Thursday, January 31, 2008

Taking the Brain by Storm....

    Tonight we are discussing our group project. Wondering how to influence the nature of our audience's response and the cause and affect dynamic. Addressing aspects of environmentalism and the participants place in the interaction with Art as a facilitating medium creates BIG questions and a multitude of possibilities.
    I fantasize about the concept of engaging the audience in the "Life-Jacket" way.... where the components don't seem to be much until you actually assemble them and feel the whole weight of the piece, and actually see it for what it is.... whatever that may be for each viewer. The experience and process itself, the comradarie or the standing back and realizing the completion of something unimagined.  
    Defining the perimeters of  this project will be a challenge and delight, for the class is filled with Artists who are engaged in many different aspects of the creative process here at UAS.  

Saturday, January 26, 2008

Last Night Great heaps Of Snow Fell From The Sky

  • Years ago when my mother was a younger woman, and all of my children were small, she would come to visit me twice a year. My father would come too. For him it didn't mater what time of year it was, because his self appointed tasks were to chop firewood and do dishes. Afterwards he would sit in the living room, in the brown chair listening to the fire snap while he read his book. And every afternoon he would take a nap. In the summer my mother would busy herself with yard work. 
  • In Alaska, in the summer, things grow all the time, even at night. My mother harvested the beach-grass we used for a front lawn, like she was a basket-maker, (she was not). After she got done with that she set about to tidy up the forest. She cleared away the sticks and branches that the winter-winds had carelessly tossed to the ground with a vigor and determination that commonly lay dormant until company came for a visit. She would stand back and admire her labor and will it to stay tidy, (it did not)
  • Winter visits brought a different kind of energy. We stoked the wood-stove continuously day and night. Below the ice the creek still ran. Hauling water involved chopping a hole in the ice at the deep part of the creek. At the beginning of winter we tied a length of clothes line onto a galvanized bucket, and lowered it through the hole. Inevitably water slopped over the edge because the bucket always seemed to catch on the edge of the hole as it re-emerged. As the winter progressed the hole got smaller as the ice got thicker, and water was acquired by kneeling on the thick ice and reaching down through the hole to scoop the water, one "camp-cup" at a time, into the waiting bucket. 
  • Late at night after everyone in the house was asleep, my mother and I would venture out into the night to shovel snow. We scooped great heaps of snow. Whispering, luminous snow that waited in the still, quiet darkness of the night.   It felt like the whole world was asleep and unaware, save for us. Three-hundred and fifty feet of the earth provided us the opportunity of shoveling snow. We took special care to shovel and scrape down as close to the earth as possible. The more snow we could remove the less ice would develop when the rains came again. When the surface met with our satisfaction, we went back and  tidied-up the edges along driveway and the trail that led to the house. Then invigorated, but weary we gloated with pride as we stood back and admired our artful accomplishment like it would stay that way forever, (it did not). 
  • Last night great heaps of snow fell from the sky. My mother is 89 years old now. In the winter when I talk to her on the telephone I remind her of  the times when we would shovel in the still, quiet  night.  I can hear her smile, and feel our togetherness, as she sings out: "Oh yes... we did do that. I used to shovel snow."
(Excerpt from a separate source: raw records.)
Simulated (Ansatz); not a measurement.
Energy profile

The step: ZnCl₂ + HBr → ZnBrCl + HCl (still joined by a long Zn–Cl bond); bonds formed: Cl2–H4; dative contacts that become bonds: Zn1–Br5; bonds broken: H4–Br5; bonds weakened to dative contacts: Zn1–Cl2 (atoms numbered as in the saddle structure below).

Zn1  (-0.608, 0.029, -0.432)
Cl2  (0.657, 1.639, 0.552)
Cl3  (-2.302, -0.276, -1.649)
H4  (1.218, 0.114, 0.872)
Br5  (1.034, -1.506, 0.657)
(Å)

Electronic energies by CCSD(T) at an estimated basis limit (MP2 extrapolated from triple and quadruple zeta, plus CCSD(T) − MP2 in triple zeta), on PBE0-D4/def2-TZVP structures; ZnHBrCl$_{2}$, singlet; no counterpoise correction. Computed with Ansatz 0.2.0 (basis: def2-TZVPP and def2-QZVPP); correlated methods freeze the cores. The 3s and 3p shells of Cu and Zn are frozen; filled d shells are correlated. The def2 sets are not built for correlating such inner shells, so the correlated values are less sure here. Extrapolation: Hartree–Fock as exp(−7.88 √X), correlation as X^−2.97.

Thursday, January 24, 2008

Home Away From Home


Pondering The Role of New Media Narrative In My Life

Tonight 
I am aware that saving the world
one smile at a time 
may become a reality
faster than I thought.

Digital literacy affords
 strong visual components 
that can speak to many
on different levels of comprehension 
all at once

This is a profound concept
to think about

It might snow tonight

Tonight is my second Capstone course. We are all inside, in the classroom, while the night waits outside. I am wondering if it is snowing yet.